The Text about Flynn Wasn’t the Substantial Role in the Russian Attack — It Just Linked the Grand Bargain to It

Having spoken to a number of journalists about my post revealing I spoke with the FBI about someone on Russia-related matters, I want to clarify something about my deliberately oblique post. The text I received just over 14 hours after polls closed — reporting that Flynn had been tasked to speak with “Team Al-Assad” within 48 hours — was not directly related to the “significant role” this person played in the Russian attack on the US, at least as far as I have been able to understand.

On the contrary, this text is something I’ve puzzled over ever since, because — as the substance of the text came to be corroborated by both Jared Kushner and Mike Flynn — I couldn’t understand how he had learned of it so quickly.

The “significant role” I believe this person had in the Russian attack on the US is at least facially entirely separate from the subject of the text, though I do find it really telling that someone I believed had been and was subsequently involved in the attack on the US was in the loop on the foreign policy payoff so quickly.

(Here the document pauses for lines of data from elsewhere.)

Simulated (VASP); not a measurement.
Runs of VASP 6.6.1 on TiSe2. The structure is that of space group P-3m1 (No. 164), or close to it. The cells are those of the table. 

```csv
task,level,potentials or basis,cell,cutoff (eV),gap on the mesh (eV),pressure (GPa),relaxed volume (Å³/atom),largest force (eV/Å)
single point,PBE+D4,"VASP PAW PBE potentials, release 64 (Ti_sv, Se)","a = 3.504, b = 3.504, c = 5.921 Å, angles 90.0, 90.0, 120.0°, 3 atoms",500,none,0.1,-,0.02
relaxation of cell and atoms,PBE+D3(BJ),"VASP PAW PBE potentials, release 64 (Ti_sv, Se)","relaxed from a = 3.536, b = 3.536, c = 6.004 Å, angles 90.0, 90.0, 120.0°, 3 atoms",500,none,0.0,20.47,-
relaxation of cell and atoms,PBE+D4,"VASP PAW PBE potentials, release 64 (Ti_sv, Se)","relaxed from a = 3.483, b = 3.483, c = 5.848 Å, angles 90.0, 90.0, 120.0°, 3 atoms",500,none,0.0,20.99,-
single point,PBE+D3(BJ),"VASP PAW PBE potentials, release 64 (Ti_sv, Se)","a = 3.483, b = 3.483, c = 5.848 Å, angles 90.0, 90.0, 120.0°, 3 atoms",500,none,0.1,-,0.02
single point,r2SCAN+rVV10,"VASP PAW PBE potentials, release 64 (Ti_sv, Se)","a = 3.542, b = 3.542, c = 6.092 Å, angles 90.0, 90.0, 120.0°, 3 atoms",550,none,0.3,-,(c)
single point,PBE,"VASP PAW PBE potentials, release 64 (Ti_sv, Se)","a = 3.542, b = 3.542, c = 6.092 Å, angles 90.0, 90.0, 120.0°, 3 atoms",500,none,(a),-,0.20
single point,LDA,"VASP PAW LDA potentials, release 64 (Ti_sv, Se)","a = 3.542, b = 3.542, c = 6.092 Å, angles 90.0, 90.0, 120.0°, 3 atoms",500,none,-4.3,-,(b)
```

All that said, it and some related comments inform why I have argued, since May 2017, that the “Russia” story is actually as much about Jared’s “Peace” “Plan” as it is about payoff to Russia in the form of sanctions relief.

As I explained, I included the text in the oblique post because of reports that seem to confirm we’re closing in on the deal that Trump turned to implementing just hours after the election.

Here’s another example, a follow-up from Adam Entous on an earlier report on Donald Trump’s New World Order. He describes how Mohammed bin Zayed told an American shortly before the election — that is, shortly before this text was sent to me — that Vladimir Putin might be willing to make a deal on Syria in exchange for sanctions relief.

During a private meeting shortly before the November, 2016, election, Mohammed bin Zayed, the crown prince of Abu Dhabi, floated to a longtime American interlocutor what sounded, at the time, like an unlikely grand bargain. The Emirati leader told the American that Vladimir Putin, the Russian President, might be interested in resolving the conflict in Syria in exchange for the lifting of sanctions imposed in response to Russia’s actions in Ukraine.

Current and former U.S. officials said that bin Zayed, known as M.B.Z., was not the only leader in the region who favored rapprochement between the former Cold War adversaries. While America’s closest allies in Europe viewed with a sense of dread Trump’s interest in partnering with Putin, three countries that enjoyed unparallelled influence with the incoming Administration—Israel, Saudi Arabia, and the U.A.E.—privately embraced the goal. Officials from the three countries have repeatedly encouraged their American counterparts to consider ending the Ukraine-related sanctions in return for Putin’s help in removing Iranian forces from Syria.

[snip]

It is unclear whether M.B.Z.’s preëlection proposal came from Putin himself or one of his confidants, or whether the Emirati leader came up with the idea. But the comment suggested that M.B.Z. believed that turning Putin against Iran would require sanctions relief for Moscow, a concession that required the support of the American President.

Entous is asking similar questions as I am about this effort: did my source learn of Flynn’s tasking from the Russians or from someone else? I honestly don’t know.

But Entous and I are seeing the same thing in recent events. That over the next two weeks, Trump looks poised to deliver on his end of the grand bargain.

On June 8th, Trump called for Russia to be readmitted to the Group of Seven industrial nations. (Russia was expelled four years ago, after it annexed Ukraine’s Crimea region.) Then, during a dinner at the G-7 summit in Canada, Trump reportedly said that Crimea was Russian because the people who lived there spoke Russian. Several weeks later, when asked whether reports that he would drop Washington’s long-standing opposition to the annexation of Crimea were true, Trump responded, “We’re going to have to see.”

What I hoped to add to this story by revealing that text is the evidence that the grand bargain tied closely, in the person that I discussed with the FBI, with the election attack.